It’s time to stop fishing for short term fixes
Author: Xavier Pastor
Date: October 21, 2013
(This piece was first published on Parliament Magazine’s website)
Multiannual budgets, tobacco regulations and the financial crisis have been on the mind of many Members of the European Parliament (MEPs) lately; and rightly so, as decisions made on these issues have far-reaching effects on the daily life of Europeans. However, on 23 October, MEPs will vote on a file that will also have impact on Europe’s citizens: the European Maritime and Fisheries Fund (EMFF), which ties together several financial, social and environmental elements. Any decision taken in Brussels will impact citizens from the Gulf of Bothnia, to the Black Sea and the strait of Gibraltar.
In December 2012, the Fisheries Committee voted to rebuild stocks and kickstarted the promising reform of the Common Fisheries Policy (CFP) that was adopted by an overwhelming majority in the February plenary. But this same committee has now made a complete U-turn on the EMFF file. In July, they voted for a position that will block any possibility for the fisheries sector to transition towards sustainability or to adapt to the obligations of the new CFP – the 502 MEPs that voted this reform through should be outraged.
Subsidies and overfishing are historically linked; public subsidies have allowed the EU’s fleet capacity to increase exponentially in the previous decades, by massively funding the construction of new vessels. In 2002, these types of subsidies, referred to as fleet renewal, were removed from the official EU fund, because of their role in perpetuating overfishing.
In European waters, over 88% of Mediterranean and 39% of North East Atlantic fish stocks are still overfished. These disturbing facts can only be addressed by a financial mechanism that will allow Member States to rebuild fish stocks, create jobs and stimulate economic growth in local fishing communities. Yet the majority of the Committee voted to re-introduce the same harmful subsidies that have failed for more than two decades to improve the social or economic situation of the sector. Allowing subsidies for short term measures such as financial handouts to let vessels stay in port when the stocks are low (temporary cessation) or investments for new engines that will prove uncontrollable and environmentally harmful, will not address any of the structural problems that the European sector currently faces.

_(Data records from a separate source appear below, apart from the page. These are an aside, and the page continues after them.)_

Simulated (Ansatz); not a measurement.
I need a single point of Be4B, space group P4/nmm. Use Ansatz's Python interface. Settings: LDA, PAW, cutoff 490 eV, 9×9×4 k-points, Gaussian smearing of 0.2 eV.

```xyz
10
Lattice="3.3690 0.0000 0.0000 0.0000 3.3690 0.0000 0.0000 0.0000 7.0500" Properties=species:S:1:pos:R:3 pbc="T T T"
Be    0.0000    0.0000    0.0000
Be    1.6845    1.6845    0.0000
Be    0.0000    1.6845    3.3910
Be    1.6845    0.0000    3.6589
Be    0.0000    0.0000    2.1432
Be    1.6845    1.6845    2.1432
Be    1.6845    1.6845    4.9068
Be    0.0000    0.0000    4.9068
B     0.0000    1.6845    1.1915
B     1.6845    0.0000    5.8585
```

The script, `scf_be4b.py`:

Members of Parliament would be shooting themselves in the foot if they follow the recommendations of the Fisheries Committee to reintroduce almost 2 billion euros worth of subsidies for new boats and engines, and undermine the ambitious CFP reform they pushed through.
Times of crisis require bold decisions and politicians who stand up for the general interest of Europe’s citizens. On October 23, MEPs must vote to ensure a sustainable future for Europe’s fish stocks, by rejecting fleet renewal and modernization of boats.